A cease-fire brokered by Angela Merkel and François Hollande went into effect in Ukraine last night, the New York Times reports. Aleksandr Zakharchenko, leader of the breakaway Donetsk People's Republic, has announced that it would not apply to Debaltseve, one of the war in Ukraine's key battlefields.

Debaltseve, which the Times describes as "a critical railway hub," has been the scene of intense fighting in recent weeks as Ukrainian troops under siege there defended the city from rebel troops who strove to capture it before the cease-fire was passed. From the Times:

Just after the midnight deadline, Ukraine's president, Petro O. Poroshenko, went on national television saying he had ordered Ukraine's armed forces to halt their fire in the contested eastern portion of the country. In his earlier statement, Mr. Zakharchenko, the head of the self-declared Donetsk People's Republic, also said he had ordered his forces to halt combat all along the front line in eastern Ukraine, as required in the Minsk agreement, but not near Debaltseve. He also indicated that rebel forces would not allow the approximately 8,000 Ukrainian troops who are there to leave.

"We will block all attempts to break out," he said. "I have given the order."

Poroshenko said that if the cease-fire—which appears to be holding elsewhere—deteriorates he will ask the Ukrainian parliament to declare martial law, the Times reports.

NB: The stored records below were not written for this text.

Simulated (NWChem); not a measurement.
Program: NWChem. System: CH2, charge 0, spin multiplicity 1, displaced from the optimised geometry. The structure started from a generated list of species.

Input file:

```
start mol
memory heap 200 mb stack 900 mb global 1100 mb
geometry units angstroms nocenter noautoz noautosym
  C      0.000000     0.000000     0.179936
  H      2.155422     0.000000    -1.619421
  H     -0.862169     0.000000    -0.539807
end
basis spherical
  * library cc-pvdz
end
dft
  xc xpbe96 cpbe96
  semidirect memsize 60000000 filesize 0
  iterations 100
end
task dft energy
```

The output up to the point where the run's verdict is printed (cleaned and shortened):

While rebel forces have Debaltseve surrounded, neither they nor the Ukrainian military fully control the road connecting the city with government forces in Artemivsk, the Guardian reports. Vladimir Putin has suggested that Ukrainian forces should abandon the city, a proposition which the Kiev government has refused.

Shelling resumed outside city, after a few hours of quiet, around 6 o'clock Sunday morning. "There's no ceasefire here," a Ukrainian soldier told the Guardian's Alec Luhn. "It's a present from Putin," said another soldier, referring to the mortar fire.